Ascena In The Process Of Acquiring Ann Taylor

Author's Avatar
May 21, 2015

Another one is getting added to Ascena’s portfolio of women apparel brands as it decides to buy Ann Taylor for about $2.16 billion. The downgrading business of Ann is expected to soar under its new parent.

The American retailer of women’s clothing, Ascena Retail Group Inc. (ASNA, Financial), present in market as Dressbarn is going to buy New York-based Ann Inc. (ANN, Financial) for about $2.16 billion in a cash-and-stock deal. The deal will be an add-on to the already strong portfolio of Ascena, which owns Dressbarn and Lane Bryant brands. Ascena saw just a slight change in its stocks at $14.22 while Ann’s stocks saw a huge jump of 20% to close at $46.28.

The deal

Headquartered in New Jersey, Ascena retail group Inc. was founded in 1962 and specializes in clothing for working women and plus size women. It has multiple brands present in the market including Dressbarn, Catherines, Maurices and Justice along with Lane Bryant. On the other hand, Ann Taylor is an American group of specialty apparel retail chain store for women, which is present in the market under Ann Taylor, LOFT, Ann Taylor factory and LOFT outlet brands. The deal took place between the two at the time when Ascena is struggling to get hold of one of the top spots in the market while Ann Taylor is trying hard to stay profitable.

As per the deal, Ascena has set $47 per share as the cash and stock price along with a premium of 21%. The deal will end up making Ascena and Ann together as one of the largest sellers of women clothing which the both had been aiming since long. The expected stores will reach a mark of 4900 with sales as much as $7.3 billion post the deal. In 2012, Ascena had struck a deal for Charming Shoppes Inc. worth $900 million to get associated with Lane Bryant chain.

Plight of the two

Going by the weaker retail industry trends in the U.S., Ann couldn’t get spared, either, and faced a lot of difficulties in keeping the growth and sales volumes steady. The market trend of enormous discounts and increasing competition has led to a position where Ann had to enter the deal to keep up with the growing market. The company’s belief in its Ann Taylor and Loft brands is still intact, and it is even banking upon these to take the parent company forward while Ann continues to focus on its quality.

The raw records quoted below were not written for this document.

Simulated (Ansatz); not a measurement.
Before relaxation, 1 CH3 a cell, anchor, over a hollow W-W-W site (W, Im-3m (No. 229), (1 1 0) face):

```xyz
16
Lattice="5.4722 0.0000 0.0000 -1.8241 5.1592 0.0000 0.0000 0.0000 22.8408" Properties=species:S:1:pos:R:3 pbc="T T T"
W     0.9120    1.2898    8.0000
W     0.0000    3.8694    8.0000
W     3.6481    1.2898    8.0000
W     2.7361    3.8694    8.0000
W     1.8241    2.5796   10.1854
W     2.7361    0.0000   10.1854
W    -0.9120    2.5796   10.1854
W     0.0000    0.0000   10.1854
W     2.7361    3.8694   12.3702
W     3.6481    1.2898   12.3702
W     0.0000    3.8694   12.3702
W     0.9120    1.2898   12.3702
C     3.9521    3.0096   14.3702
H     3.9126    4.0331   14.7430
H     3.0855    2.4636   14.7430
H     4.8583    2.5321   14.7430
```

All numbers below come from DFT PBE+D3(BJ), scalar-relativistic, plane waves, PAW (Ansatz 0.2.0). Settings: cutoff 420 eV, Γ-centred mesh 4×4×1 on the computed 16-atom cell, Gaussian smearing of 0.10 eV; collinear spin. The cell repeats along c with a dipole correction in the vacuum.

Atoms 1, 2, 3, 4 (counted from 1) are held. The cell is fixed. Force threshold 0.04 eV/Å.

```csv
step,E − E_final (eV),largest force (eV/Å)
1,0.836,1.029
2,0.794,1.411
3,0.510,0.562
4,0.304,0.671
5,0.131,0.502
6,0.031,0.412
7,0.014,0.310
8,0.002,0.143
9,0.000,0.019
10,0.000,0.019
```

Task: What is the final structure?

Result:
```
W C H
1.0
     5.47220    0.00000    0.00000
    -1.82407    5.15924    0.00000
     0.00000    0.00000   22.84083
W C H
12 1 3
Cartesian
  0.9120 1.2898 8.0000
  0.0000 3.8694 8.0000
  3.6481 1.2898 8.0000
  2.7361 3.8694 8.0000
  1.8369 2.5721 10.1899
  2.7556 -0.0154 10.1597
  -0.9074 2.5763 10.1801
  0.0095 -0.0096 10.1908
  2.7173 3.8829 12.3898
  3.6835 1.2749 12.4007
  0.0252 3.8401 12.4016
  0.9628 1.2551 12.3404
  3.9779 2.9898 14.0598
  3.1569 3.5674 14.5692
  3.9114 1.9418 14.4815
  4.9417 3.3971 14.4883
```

Ascena has no different story as it struggles to stay ahead in a market where companies like J. Crew’s Mickey Drexler and L Brands’ Les Wexner have a strong presence. Moreover, single brand companies had been dominating the market while multi-branded companies like Ascena are looking for innovative strategies.

Benefits to Ascena

Ascena started as a small company selling clothing for the working- women, a trend which was gaining at that time. Gradually, it developed and expanded to begin trading as well and finally got listed in 2011. The company has been working since long to set up an system which allows cost cutting on back-end operations including sourcing and distribution so as to make its brands grow better than before. Under this, the company was able to outline a cost cut worth $150 million in annual costs by imbibing some of the tried and tested strategies of Ann in its own business model. This will begin by 2018. Ann’s online portal will also reap benefit for Ascena as the former’s sales through ecommerce account for 20% of its total sales, which is also interestingly higher than total esales of Ascena.